DocketNumber: 124
Judges: Eagen, O'Brien, Roberts, Pomeroy, Nix, Manderino, Jones
Filed Date: 3/17/1976
Status: Precedential
Modified Date: 11/13/2024
(concurring).
I agree that the decree appointing the receiver must be vacated, but I cannot join the majority’s justification for its result.
Hogsett v. Thompson, 258 Pa. 85, 101 A. 941 (1917), is not controlling here. In that case, the petitioner seeking the appointment of a receiver was only a contract creditor who had not reduced his claim to judgment. The proper rule, recently stated in Tate v. Philadelphia Transportation Co., 410 Pa. 490, 500, 190 A.2d 316, 321 (1963), is:
“[A] receiver will be appointed only in aid of some recognized, presently existing legal right, and no appointment will be made in a case where a receivership is the sole remedy prayed for.”

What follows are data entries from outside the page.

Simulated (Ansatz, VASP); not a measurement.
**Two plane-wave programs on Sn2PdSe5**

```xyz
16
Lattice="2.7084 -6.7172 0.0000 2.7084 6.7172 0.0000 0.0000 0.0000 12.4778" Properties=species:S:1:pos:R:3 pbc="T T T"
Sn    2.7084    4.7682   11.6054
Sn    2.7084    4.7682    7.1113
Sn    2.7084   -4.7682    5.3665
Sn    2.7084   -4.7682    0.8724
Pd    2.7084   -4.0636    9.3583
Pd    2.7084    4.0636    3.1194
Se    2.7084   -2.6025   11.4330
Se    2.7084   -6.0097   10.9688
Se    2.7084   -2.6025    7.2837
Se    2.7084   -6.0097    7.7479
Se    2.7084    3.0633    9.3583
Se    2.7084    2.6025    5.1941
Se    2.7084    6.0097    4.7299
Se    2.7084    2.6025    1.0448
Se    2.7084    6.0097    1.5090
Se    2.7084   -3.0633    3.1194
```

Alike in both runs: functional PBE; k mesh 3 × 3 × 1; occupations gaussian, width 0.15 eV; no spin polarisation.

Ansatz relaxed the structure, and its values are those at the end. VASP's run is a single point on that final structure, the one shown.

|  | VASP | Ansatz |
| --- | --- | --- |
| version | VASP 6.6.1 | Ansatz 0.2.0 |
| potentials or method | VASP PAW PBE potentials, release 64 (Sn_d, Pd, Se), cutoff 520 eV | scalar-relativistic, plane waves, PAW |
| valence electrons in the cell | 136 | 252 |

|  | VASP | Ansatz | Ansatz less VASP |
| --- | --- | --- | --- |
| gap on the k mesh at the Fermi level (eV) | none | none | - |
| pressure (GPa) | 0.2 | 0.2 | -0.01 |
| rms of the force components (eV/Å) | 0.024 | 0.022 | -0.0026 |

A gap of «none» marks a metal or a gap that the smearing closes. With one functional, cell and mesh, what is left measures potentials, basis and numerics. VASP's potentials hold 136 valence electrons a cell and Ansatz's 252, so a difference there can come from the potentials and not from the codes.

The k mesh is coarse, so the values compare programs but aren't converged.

Accord, Bowman v. Gum, Inc., 321 Pa. 516, 184 A. 258 (1936); McDougal v. Huntingdon & B.T. Mt. R.R., 294 Pa. 108, 143 A. 574 (1928). Appellees in this case meet both of these requirements. They are judgment creditors and, as such, have a “recognized, presently existing legal right,” and the appointment of a receiver was not the sole remedy sought. A creditor who has reduced his claim to judgment should not be required to also reduce that judgment to a lien before being able to petition for the appointment of a receiver. The majority’s result, which has no support in the case law, denies the hearing court an important procedure with which to protect just
However, in this case, appellants have already levied against the disputed property and their claim to the property is clearly superior to the claims asserted by appellees. The court, in hearings which failed to conform with the Pennsylvania Rules of Civil Procedure a,nd which ignored appellants’ superior claim, appointed a receiver and allowed the property to be taken out of state. Such action puts the appellants’ prospects of satisfying their lien in serious jeopardy if superior liens or other claims were to attach in the foreign jurisdiction.
Although the appointment of a receiver is a discretionary remedy, it should be “exercised sparingly, with caution and circumspection, and only in an extreme case, under circumstances as demand or require summary relief.” Tate v. Philadelphia Transportation Co., supra 410 Pa. at 500, 190 A.2d at 321; see Waddell & Shriber, 465 Pa. 20, 33, 348 A.2d 96, 102 (1975). As we stated in Waddell:
“We have in a number of cases discussed guideposts to aid a court in determining whether a receiver should be appointed. ‘[C]ourts will not appoint receivers where there is well-founded suspicion it would be followed by serious injustice or injury to the rights of all parties interested. The court, before any appointment is made, will act with the utmost caution. Receivers will not be appointed unless the chancellor is convinced the right is free from doubt, the loss irreparable, with no adequate legal remedy, and the relief sought is necessary. . . . Illustrating these general principles, a receivership will not be granted where it will work irreparable injury to the rights and interests of others and greater injury will probably result from the appointment than if none were made, or where the appointment will do no good.’ ”
Here, the court abused its discretion by appointing a receiver without adequately protecting the rights of appellants. Perhaps, because of the unique nature of the property, a New York sale may offer an equitable solution. The court should not be barred from taking such action if, after a proper hearing with proper protections for all creditors, it is found to be warranted. The majority, using an artificial procedural rule, denies the court even the possibility of such a solution. I believe this is an unjustified limitation on the court’s equitable powers and may be detrimental to the best interests of creditors.